Israeli Art Exhibition Protests Panic Over the Iranian Atomic Bomb

'Iran', an exhibition in Tel Aviv, challenges Netanyahu, Barak and Ahmadinejad; takes patrons on a nuclear journey to the Holocaust, capitalism, and silent Israeli hysteria.

City Mouse Online
City Mouse
City Mouse Online
City Mouse

The term “Iranian threat” has such a powerful effect on the Israeli psyche that it is no wonder the works exhibited in a new exhibition named "Iran" elude to a link between the Holocaust and the new Israeli paranoia.

The art show has an agenda; it is intended to generate an inciting social movement against the panic that currently grips the Israeli public and their silent consent, hysteria, and kowtowing to Israeli statesmen and officers who supposedly know best.

When the exhibition is opened, an experimental rocket Nimrod, built for the occasion by artist Guy Briller, will be launched. Briller hopes the rocket will leave the Israeli airspace before falling into the Mediterranean. Nimrod is a hero pursuing anti-Israeli figures who have, throughout history threatened to destroy the Jews: Adolf Hitler, Saddam Hussein, Yasser Arafat, Hassan Nasrallah, and Iranian President Mahmoud Ahmadinejad.

“We needn’t look to Iran, Afghanistan, or the U.S. to find people spreading panic; they are here among us,” said curator Ari Libsker, whose works are also exhibited in the art show. Libsker built a scaled down wax statue of Israeli defense minister Ehud Barak – not exactly in the spirit of Madame Tussaud’s wax museum - titled “The World’s Most Dangerous Man.”

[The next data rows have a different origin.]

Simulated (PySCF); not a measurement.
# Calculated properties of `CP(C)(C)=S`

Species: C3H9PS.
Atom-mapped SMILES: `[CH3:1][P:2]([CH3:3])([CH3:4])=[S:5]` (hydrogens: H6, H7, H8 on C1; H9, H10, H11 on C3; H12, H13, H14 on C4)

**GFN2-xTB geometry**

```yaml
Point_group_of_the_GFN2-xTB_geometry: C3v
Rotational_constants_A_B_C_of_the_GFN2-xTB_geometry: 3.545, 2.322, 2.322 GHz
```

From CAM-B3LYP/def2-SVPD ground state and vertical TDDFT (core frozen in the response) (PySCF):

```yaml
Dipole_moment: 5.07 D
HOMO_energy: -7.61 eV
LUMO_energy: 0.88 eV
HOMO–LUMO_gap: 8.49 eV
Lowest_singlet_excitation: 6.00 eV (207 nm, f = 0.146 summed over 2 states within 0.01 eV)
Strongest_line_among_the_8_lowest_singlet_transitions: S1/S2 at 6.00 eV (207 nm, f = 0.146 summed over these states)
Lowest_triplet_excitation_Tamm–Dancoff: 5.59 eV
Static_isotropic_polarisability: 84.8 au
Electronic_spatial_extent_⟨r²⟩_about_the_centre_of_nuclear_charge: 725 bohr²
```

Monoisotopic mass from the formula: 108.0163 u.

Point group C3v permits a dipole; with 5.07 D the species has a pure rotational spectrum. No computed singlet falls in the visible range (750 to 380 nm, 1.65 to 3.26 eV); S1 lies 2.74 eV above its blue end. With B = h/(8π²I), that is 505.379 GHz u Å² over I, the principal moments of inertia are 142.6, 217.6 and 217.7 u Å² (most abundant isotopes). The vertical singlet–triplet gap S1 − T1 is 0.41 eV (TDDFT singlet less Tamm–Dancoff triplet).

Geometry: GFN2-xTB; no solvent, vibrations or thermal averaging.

The artist Roee Rosen will screen his 2010 Venice Film Festival award winning movie “Tze.” The movie is about an exorcism like that portrayed in S. Ansky’s The Dybbuk but with a twist the man possessed by demons is someone akin to Israeli Foreign Minister Avigdor Lieberman.

Sigalit Landau’s piece, a computer mouse made of soap, clearly links the online panic to the Holocaust.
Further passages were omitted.